They also formed internal grassroots innovation forums to tackle specific problems around low-value and administrative work, using a continuous improvement framework. Outcomes include an automated NDA tool, a new marketing review process, a new legal intake portal directly into a new matter management system, and a roadmap for maturing the Compliance function. Sheehy, who had implemented similar forums at Telstra, says these team-based structures are important to transformational success. “Top-down directed change is not as effective,” he says. “Members of the legal department who are doing the work are involved and invested in co-creating solutions. Newer and more junior members of the team have less bias, less fixed mindsets, and often are the best at coming up with new ways of doing things.”
Other elements of the project included:
- reducing outside law firms from more than 289 providers to a global legal panel of three firms implementing new matter management, contract management, and e-billing systems
- training staff in legal project management and continuous improvement processes.
Perhaps the most novel aspect of this project is the creation of a new and ephemeral role to provide hands-on support, guidance, and encouragement. PwC provided a “legal transformation specialist” who sat within JHI for six months to support the legal team’s daily operations, providing ongoing coaching and mentoring to the entire team to navigate any roadblocks to change.
“We previously had lacked confidence in our ability to hire a qualified legal operations professional,” says Blasko. “This resourcing model, which also included a flexible range of skilled resources from within PwC NewLaw, meant that we didn’t need to recruit and onboard permanent legal operations staff until the program was well advanced and we had a better understanding of the specific skillset we needed.”
That’s entirely the point, says Sheehy: for the PwC team to eventually render themselves obsolete. “It was really fascinating because we were not dealing with an existing legal operations function. This blank slate gave us creative license for an accelerated, ambitious program.”
The JHI team engaged key business stakeholders early on. “We were stuck,” says Blasko. “We needed to think about how to get unstuck in a different way. This required an inside sales job which ultimately helped us to achieve a core objective around enhancing our business relationships.”
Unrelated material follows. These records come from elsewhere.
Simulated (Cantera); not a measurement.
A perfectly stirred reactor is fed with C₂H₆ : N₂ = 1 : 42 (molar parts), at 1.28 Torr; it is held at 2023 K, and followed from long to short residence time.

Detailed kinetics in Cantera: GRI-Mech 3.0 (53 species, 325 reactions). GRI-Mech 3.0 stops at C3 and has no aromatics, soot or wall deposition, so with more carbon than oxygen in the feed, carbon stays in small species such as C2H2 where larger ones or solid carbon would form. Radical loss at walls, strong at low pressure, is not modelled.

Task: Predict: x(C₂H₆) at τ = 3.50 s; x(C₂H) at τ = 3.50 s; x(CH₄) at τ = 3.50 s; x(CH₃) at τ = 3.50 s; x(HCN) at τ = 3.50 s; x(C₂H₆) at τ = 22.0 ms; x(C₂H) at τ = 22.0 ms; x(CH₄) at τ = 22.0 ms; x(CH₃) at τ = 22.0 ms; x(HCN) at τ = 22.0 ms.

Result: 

Within 12 months, JHI had achieved 25 percent savings against average annual external legal spend. Although alternative fee arrangements were encouraged but not required, JHI received more competitive pricing with discounts of 15 to 20 percent, volume discounts, free and value-added services, and tighter scoping. Implementing LawVu, the contract and matter management platform, enabled the creation of more than 30 matter templates that cut the average time to assign work in half.
These and many other, smaller changes evidence the true transformation of the Legal & Compliance Department at JHI. “People rolled up their sleeves and engaged in very real discussions about the problems of the time and tried to find solutions,” says Blasko. “It has just been phenomenal.”